Well, this probably seemed to Robert Hutton to be something that chicks totally dig hearing, but the statement seems to startle Lee more than she’s used to being startled.  “Sentiment.  I will not have sentiment interfering with our vital work.”

”What’s the matter with you?” Robert Hutton asks.  He looks round.  “What is this work?  Can’t you tell me what you’re doing?”

We see her sour face as he continues.  “I might be able to understand, to help you,” he mentions. 

”You can help us, Curt,” she says.  “You can help us more than you know.  By quietly going away!”  There’s a brief warning about electricity from Mr. Brusque as the two near the electric fence.  “Don’t come here again or try to contact any of us,” Lee says.  “You can only keep us from our work.  When the right time comes, you’ll understand.  Goodbye, Curt. “  And she leaves. 

Robert Hutton calls out to her, but she orders the guards to shoot him if he comes back.  So she’s not up for a bit of snogging, I am guessing.   And we fade to the swell roadster coming back to the parking lot of defeat.  Or maybe just a regular one. 

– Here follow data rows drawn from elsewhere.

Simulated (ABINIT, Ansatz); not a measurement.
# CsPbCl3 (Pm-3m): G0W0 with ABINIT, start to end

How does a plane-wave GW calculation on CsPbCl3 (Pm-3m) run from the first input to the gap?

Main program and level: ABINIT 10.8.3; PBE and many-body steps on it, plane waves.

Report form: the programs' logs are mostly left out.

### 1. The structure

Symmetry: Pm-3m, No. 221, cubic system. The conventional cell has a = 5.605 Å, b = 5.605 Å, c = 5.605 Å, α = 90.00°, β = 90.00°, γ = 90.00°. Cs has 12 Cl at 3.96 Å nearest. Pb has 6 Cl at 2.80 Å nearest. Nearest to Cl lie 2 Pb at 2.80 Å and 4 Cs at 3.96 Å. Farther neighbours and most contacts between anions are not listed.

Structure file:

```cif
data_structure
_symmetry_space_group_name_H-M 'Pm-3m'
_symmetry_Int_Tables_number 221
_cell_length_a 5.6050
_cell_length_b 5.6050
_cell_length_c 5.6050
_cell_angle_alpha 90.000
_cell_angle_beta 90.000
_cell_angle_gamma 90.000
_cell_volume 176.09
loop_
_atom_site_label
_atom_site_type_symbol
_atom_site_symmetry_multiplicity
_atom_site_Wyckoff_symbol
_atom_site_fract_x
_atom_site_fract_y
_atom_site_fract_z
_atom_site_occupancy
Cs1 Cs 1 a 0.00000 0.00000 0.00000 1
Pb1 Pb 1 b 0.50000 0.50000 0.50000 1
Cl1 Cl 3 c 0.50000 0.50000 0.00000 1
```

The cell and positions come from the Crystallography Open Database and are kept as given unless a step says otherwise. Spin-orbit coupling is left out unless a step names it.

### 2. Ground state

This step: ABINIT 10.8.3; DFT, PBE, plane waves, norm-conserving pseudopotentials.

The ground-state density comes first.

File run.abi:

It seems to be in the possessed village, because Robert Hutton sees Lee and Mr. Bowler Hat exiting some establishment.  She gets into her jeep and he nods at her, and she nods back.   He also puts on his gloves with menace.  He then strides with determination down the sidewalk, and even when Robert Hutton appears behind him and starts asking questions he doesn’t break his cool. 

The conversation is so clipped and British that it’s hard to follow, but Robert Hutton says he’s just as involved in what’s going on as anyone, and Mr. Bowler Hat says, “I don’t think so.  You see, you’re no longer one of us.”  He then Britishes off into the distance while Robert Hutton looks a bit puzzled.  I feel a bit puzzled as well, as Robert Hutton was never one of them.  It's Mr. Bowler Hat who is no longer "one of us."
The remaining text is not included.